Defendant argues the retaliatory acts were not “very close” in time to the alleged adverse actions suffered by Plaintiff and therefore there is no presumption of causation. (Id. at 24.) Defendant notes Plaintiff was disciplined in April 2017 and December 2017 - two full years after Plaintiff filed his 2015 EEOC charge. (Id.) With respect to the April 2017 discipline, Defendant also argues it initiated Plaintiff's April 2017 discipline in February 2017, before Plaintiff submitted his March 2017 letter to the City's Office of Civil Rights. (Id. (citing DSUF ¶¶ 11-12).) With respect to the December 2017 discipline, Defendant finally notes that Plaintiff's conduct underlying his December 2017 discipline occurred after he submitted the March 2017 letter. (Id.) In opposition, Plaintiff asserts the “causal nexus . . . is easily established” because Defendant “engaged in a series of retaliatory acts against him” after he filed his complaint for discrimination to the City's Office of Civil Rights in March 2017. (ECF No. 15 at 4.) Plaintiff only identifies Defendant's decision “to initiate adverse employment action against him” for “an alleged horseplay incident” as an example of these retaliatory acts (and also contends it never happened). (Id. at 3-4.) Plaintiff does not provide any evidence in support of his argument, which entirely hinges on temporal proximity between his March 2017 complaint and the two disciplinary actions. (See id.)
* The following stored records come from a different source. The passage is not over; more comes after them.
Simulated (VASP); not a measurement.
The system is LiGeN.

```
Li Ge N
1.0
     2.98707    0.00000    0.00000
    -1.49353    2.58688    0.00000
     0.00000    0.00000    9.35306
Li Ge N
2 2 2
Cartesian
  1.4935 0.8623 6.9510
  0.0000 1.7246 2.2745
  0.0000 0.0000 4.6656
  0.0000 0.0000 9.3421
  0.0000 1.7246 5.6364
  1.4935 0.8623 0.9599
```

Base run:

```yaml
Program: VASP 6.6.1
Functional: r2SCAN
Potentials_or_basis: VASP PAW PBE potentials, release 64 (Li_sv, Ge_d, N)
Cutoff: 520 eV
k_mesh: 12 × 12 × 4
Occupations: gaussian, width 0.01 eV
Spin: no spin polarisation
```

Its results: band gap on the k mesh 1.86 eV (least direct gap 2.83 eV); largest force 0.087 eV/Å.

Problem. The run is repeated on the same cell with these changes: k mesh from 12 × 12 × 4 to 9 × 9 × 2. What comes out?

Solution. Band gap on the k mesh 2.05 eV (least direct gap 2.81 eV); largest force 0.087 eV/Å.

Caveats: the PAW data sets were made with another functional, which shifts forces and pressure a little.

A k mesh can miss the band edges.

Causation “may be inferred from ‘proximity in time between the protected action and the allegedly retaliatory employment decision.'” Ray v. Henderson, 217 F.3d 1234, 1244 (9th Cir. 2000) (citing Yartzoff v. Thomas, 809 F.2d 1371, 1376 (9th Cir. 1987)); see also Dawson v. Entek Int'l, 630 F.3d 928, 937 (9th Cir. 2011) (“In some cases, temporal proximity can by itself constitute sufficient circumstantial evidence of retaliation for purposes of both the prima facie case and the showing of pretext.”); Passantino, 212 F.3d at 507 (noting causation can be inferred from timing alone). Under FEHA, however, temporal proximity alone may satisfy the prima facie case but is insufficient to establish pretext. Loggins, 151 Cal.App.4th at 1112 (“[T]emporal proximity, although sufficient to shift the burden to the employer . . . does not, without more, suffice also to satisfy the secondary burden borne by the employee to show a triable issue of fact on whether the employer's articulated reason was untrue and pretexual.”).

Plaintiff filed EEOC discrimination charges in November 2015 and September 2017, filed a discrimination complaint with the City's Office of Civil Rights in March 2017, sent a letter to the EEOC in February 2018 requesting a retaliation charge be filed against Defendant, and filed the EEOC retaliation charge in April 2018. (ECF No. 14-12 at 2, 15-19, 21-22, 28-31.) Plaintiff was suspended for 24 hours on April 24, 2017 for operating a City vehicle without a hands-free device on February 15, 2017. (ECF No. 14-11 at 49-51.) Plaintiff was suspended for 40 hours (or five days) starting December 11, 2017 for pretending to jump into traffic in front of an approaching vehicle while on a work site (the “alleged horseplay incident”) and for pulling away from a fuel pump with the nozzle still attached to his vehicle, both of which occurred on April 21, 2017. (Id. at 56-58.) Plaintiff also received notices of intent to suspend him prior to his actual suspensions. (Id. at 52-54, 59-61.) The timeline is as follows: EEOC discrimination charge filed in November 2015; complaint filed March 2017; suspension on April 24, 2017; EEOC discrimination charge filed September 2017; suspension on December 11, 2017; letter sent February 2018; and EEOC retaliation charge filed in April 2018.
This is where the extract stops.